Facebook started restricting users from viewing or sharing Australian news on Wednesday, because of a proposed law in the country that would require the social network to pay news publishers for content.
Called the News Media Bargaining Code, the legislation also affects Google, which surfaces news articles in search results. News outlets have struggled to compete with tech firms for advertising dollars and say they should be compensated for articles shown on online platforms such as Facebook and Google. Facebook's decision also underscores the tensions between the social media giant and governments that are trying to regulate the tech industry. Facebook's move comes after Rupert Murdoch's News Corp. signed a so the media outlet gets paid for news content.
Facebook said it made a different decision than Google because the business benefits of displaying news on its platform are "minimal," noting that news makes up less than 4% of the content people see in their News Feed.
"Google Search is inextricably intertwined with news and publishers do not voluntarily provide their content. On the other hand, publishers willingly choose to post news on Facebook, as it allows them to sell more subscriptions, grow their audiences and increase advertising revenue," William Easton, managing director of Facebook Australia and New Zealand, said in a blog post.
The social network, which has been combating misinformation, has also been reducing the amount of political content users see on Facebook.
Facebook said Australian users will be blocked from sharing Australian or international news content on the social network. International publishers will be able to post news content, but links and posts can't be shared by an Australian audience. Australian publishers aren't allowed to share or post content on Facebook Pages.
The new restrictions started rolling out on Wednesday. Some users who visit an Australian news outlet's Facebook Page no longer see any articles displayed. Australian users who try to share news are seeing a notice saying that in response to Australian government legislation, the social network is restricting posting and sharing news.
Facebook didn't specify how it's defining a news publisher, but government organizations and other sites on the platform were also affected by the restrictions. Sally McManus, secretary of the Australian Council of Trade Unions, said in a tweet that the website for Australian Unions has also been blocked from the platform.
"We are not a news organisation. Australian workers can not now find out about their rights at work via @Facebook. This is disgraceful & needs to be reversed immediately," McManus tweeted.
A Facebook spokeswoman confirmed that some sites were being blocked in error and that the company was working to correct the mistakes.

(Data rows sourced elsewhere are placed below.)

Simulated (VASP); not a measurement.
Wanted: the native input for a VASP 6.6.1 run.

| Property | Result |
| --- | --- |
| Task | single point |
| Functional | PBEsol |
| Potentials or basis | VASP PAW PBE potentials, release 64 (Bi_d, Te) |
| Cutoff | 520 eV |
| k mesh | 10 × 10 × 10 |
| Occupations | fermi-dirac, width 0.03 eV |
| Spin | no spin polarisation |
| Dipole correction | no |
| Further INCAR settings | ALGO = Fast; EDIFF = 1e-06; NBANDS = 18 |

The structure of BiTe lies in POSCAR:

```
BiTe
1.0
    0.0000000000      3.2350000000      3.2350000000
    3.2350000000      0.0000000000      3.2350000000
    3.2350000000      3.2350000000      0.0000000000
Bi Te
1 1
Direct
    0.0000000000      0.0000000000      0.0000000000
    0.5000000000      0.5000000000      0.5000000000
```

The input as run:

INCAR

Facebook's unprecedented decision sparked criticism from politicians, human rights organizations, Australian news outlets and others, some of which urged the company to reverse the restrictions.
Australian Prime Minister Scott Morrison said in a Facebook post that the social network's actions were as "arrogant as they were disappointing" because the company blocked critical information about health and emergency services. "These actions will only confirm the concerns that an increasing number of countries are expressing about the behaviour of Big Tech companies who think they are bigger than governments and that the rules should not apply to them," he said.
On Thursday, Amnesty International USA urged the company to lift the block on Australian news content. "Facebook's action starkly demonstrates why allowing one company to exert such dominant power over our information ecosystem threatens human rights," Amnesty International Australia campaigner Tim O'Connor said in a statement.
Australia Treasurer Josh Frydenberg said Wednesday he's had a "constructive discussion" with Facebook CEO Mark Zuckerberg. "He raised a few remaining issues with the Government's news media bargaining code and we agreed to continue our conversation to try to find a pathway forward," he said in a tweet.
On Thursday, Frydenberg tweeted that conversations with Facebook are continuing over the weekend. "I reiterated Australia remains committed to implementing the code," he said.
Under the proposed legislation, news outlets would be able to bargain with Facebook and Google over how much they should get paid for content shown on these platforms. An FAQ about the potential changes says the new code was created to "address a bargaining power imbalance" between Australian news outlets and major digital platforms.
"While bargaining power imbalances exist in other areas, the bargaining power imbalance between news media businesses and major digital platforms is being addressed as a strong and independent media landscape is essential to a well-functioning democracy," the FAQ says.